In this study, we used the sessile drop method (Figure 1) to measure the contact angle of non-polar oil in the presence of aqueous ionic solution (10,000 ppm NaCl) at pH values of 6.5, 9.5 and 11 on calcite crystal surfaces. Given that pressure likely plays a negligible role in the oil-brine-rock system interactions [45], we measured the contact angle at ambient pressure. Also, we performed the contact angle measurements at 27 °C to avoid any solidification of the non-polar oil (Octadecane). However, a clean and new calcite substrate was used in the contact angle experiments. The substrate was obtained by cleaving a clean calcite sample, which was then rinsed with ultrapure water pre-saturated with CaCO3 to remove all the remaining small pieces of calcite from the new surface. Afterward, the new calcite surface was placed into the wettability measurement cell which was pre-filled with NaCl solution. After that, a droplet of the non-polar oil was then introduced onto the calcite substrate using a syringe. The contact angle was monitored and recorded until the contact angle variation with time was negligible. It is worth noting that to solely focus on the pH effect on non-polar oil adhesion on calcite surfaces, and to compare contact angle results with adhesion force measured by atomic force microscopy, we did not use a porous carbonate rock to measure contact angle [46].

2.3. AFM Measurements

Atomic force microscopy (AFM) is an effective tool for directly measuring the adhesion force of the oil-brine-rock system [24,25,47,48,49,50,51,52]. In this work, we used AFM (WITec alpha 300 SAR) to measure the adhesion force between the model oil compound and calcite in the presence of NaCl brine (10,000 ppm) at pH values of 9.5 and 11 at ambient conditions. It is worth noting that we did not measure the adhesion force at pH 6.5 due to the fact that calcite dissolution at the surface may significantly affect the oil-brine-calcite adhesion at nano-scale. To achieve realistic adhesion force results, we performed about one thousand force-distance measurements for each of the experiments with one thousand data points for each force-distance curve. The mean average value is reported in the results section. However, WITec ProjectFOUR software was used to collect the AFM experimental data. Also, we modified the MatLab program developed by Yu et al. [53], and used it to extract adhesion force data for multiple measurements at the same time.
To functionalize the model oil compound onto the AFM tip surface, in all the AFM experiments, we used the AFM tips (NPG-10 from Bruker Corporation) coated with gold and with a spring constant of 0.06 N/m. A chemical (1-Octadecanethiol, C18H38S) was used to functionalize the tip to represent the non-polar oil group (–CH3) [52]. To successfully functionalize the tip, we firstly used a plasma cleaner to clean the AFM tip for 30 min. Then, we immersed the AFM tip directly into ethanol at ambient temperature to minimize the gold oxide (Au2O3) that forms during the cleaning to metallic gold (Au) [54]. Thereafter, we submerged the AFM tip in 1mM of 1-Octadecanethiol (C18H38S) ethanol solution for one day. On the completion of the functionalization, the functionalized tip was washed by pure ethanol, and then dried by a stream of nitrogen gas prior to AFM measurements [55].

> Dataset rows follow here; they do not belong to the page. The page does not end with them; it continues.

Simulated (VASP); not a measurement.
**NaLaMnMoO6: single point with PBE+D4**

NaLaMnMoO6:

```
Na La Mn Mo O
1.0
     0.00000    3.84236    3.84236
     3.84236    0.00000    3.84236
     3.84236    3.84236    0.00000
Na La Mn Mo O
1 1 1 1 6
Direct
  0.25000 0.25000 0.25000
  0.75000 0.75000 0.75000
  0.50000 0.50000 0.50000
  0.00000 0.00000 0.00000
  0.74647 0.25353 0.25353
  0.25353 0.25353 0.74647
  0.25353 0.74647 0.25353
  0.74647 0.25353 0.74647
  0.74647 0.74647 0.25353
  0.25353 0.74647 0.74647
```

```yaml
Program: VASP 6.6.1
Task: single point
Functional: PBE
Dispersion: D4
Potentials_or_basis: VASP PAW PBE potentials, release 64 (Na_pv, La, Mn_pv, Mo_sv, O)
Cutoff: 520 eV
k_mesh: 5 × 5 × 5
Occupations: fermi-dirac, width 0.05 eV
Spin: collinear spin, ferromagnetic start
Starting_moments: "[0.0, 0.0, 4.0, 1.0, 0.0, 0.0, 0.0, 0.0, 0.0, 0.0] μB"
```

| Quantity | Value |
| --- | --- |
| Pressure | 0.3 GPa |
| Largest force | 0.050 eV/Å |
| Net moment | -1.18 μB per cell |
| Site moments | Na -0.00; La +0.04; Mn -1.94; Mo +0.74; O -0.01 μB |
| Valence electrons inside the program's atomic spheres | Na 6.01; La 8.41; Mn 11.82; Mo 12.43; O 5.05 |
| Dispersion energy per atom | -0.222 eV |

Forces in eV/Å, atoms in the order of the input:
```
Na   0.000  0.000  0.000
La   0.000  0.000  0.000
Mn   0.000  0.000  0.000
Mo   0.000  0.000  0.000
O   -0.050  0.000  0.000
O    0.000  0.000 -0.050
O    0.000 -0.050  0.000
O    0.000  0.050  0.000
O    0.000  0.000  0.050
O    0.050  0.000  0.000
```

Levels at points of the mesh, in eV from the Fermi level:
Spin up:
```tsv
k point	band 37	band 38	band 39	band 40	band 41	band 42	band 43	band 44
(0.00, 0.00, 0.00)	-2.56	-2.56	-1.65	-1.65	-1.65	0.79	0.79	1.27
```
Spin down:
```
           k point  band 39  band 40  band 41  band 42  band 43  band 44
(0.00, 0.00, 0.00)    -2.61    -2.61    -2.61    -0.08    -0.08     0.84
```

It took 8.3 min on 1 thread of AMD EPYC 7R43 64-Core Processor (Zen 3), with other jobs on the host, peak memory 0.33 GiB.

2.4. Zeta Potential Measurements

Electrical double layer force may play an important role in the wettability alteration of oil-brine-mineral systems [21,56,57], and this can be computed using the zeta potential of the oil-brine and brine-mineral interfaces. Thus, we used a Malvern Zetasizer ZS Nano series to measure the zeta potential of –CH3-brine and brine-calcite interfaces at different pH values (6.5, 9.5 and 11). However, the zeta potential experiment methodologies are well demonstrated by Yang et al. [58]. It is worth noting that all the measurements were conducted at 27 °C, and the value of each zeta potential was taken from the mean average of four measurements.

2.5. Total Disjoining Pressure

To expand our understanding of the isothermal thermodynamic, we calculated the intermolecular forces (IMF) between the non-polar oil-brine and brine-calcite interfaces using Derjaguin, Landau, Verwey, and Overbeek (DLVO) theory [59,60].
( Total ) = ( Van der Waals ) + ( electric double layer ) + ( structural )
To interpret the AFM adhesion measurements better, we used the sphere to flat geometry model to compute the total disjoining pressure at the constant potential condition [52]. It is worth noting that our previous study showed that the sphere to flat geometry model could better interpret the adhesion between the tip and flat substrate in AFM experiments compared to flat to flat geometry model [52].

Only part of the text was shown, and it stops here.